The National Post is Canada’s second largest national paper.
Attawapiskat First Nation chief Teresa Spence is not engaged in “terrorism,” as one Postmedia writer notoriously suggested last week. Terrorists blow themselves up. Ms. Spence, by contrast, is sitting in a snow-covered teepee on Victoria Island in the Ottawa River. Let’s not play the game of using the T-word to describe everyone we simply don’t like.
On the other hand, Ms. Spence isn’t a true “hunger striker” either, since she reportedly is drinking fish broth and various herbal potions. We don’t know how many calories she’s taking in on a daily basis, so we can’t discount the possibility that she really will starve herself to death. But she is not a true Bobby Sands-style hunger striker. Terminology is important, whether you’re talking about death by Semtex, or starvation.

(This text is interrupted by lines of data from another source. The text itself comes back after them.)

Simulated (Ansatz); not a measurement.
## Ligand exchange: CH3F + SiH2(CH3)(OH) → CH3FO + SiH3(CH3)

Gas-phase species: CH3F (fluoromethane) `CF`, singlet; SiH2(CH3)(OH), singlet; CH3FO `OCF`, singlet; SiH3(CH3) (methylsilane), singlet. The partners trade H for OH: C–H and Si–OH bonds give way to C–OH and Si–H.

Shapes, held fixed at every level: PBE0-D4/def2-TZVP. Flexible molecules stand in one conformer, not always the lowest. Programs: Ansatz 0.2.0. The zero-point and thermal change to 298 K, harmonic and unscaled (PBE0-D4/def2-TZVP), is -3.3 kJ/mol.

Finally, Ms. Spence is not an icon of “grass roots” native rage — as some suggest. She is a band chief, with an office and salary paid for by regular Canadian taxpayers. Attawapiskat may be tiny and poor, but it has its own development corporation, airport, local services and homegrown management scandals. The band takes in millions from a local diamond mine. True “grass roots” organizations can only dream of such resources.
But even if Ms. Spence is not a terrorist, nor a true hunger striker, nor a genuine grass roots activist, I would argue that we still need to pay attention: The very real plight of Attawapiskat First Nation encapsulates everything that has gone wrong with aboriginal policy for generations.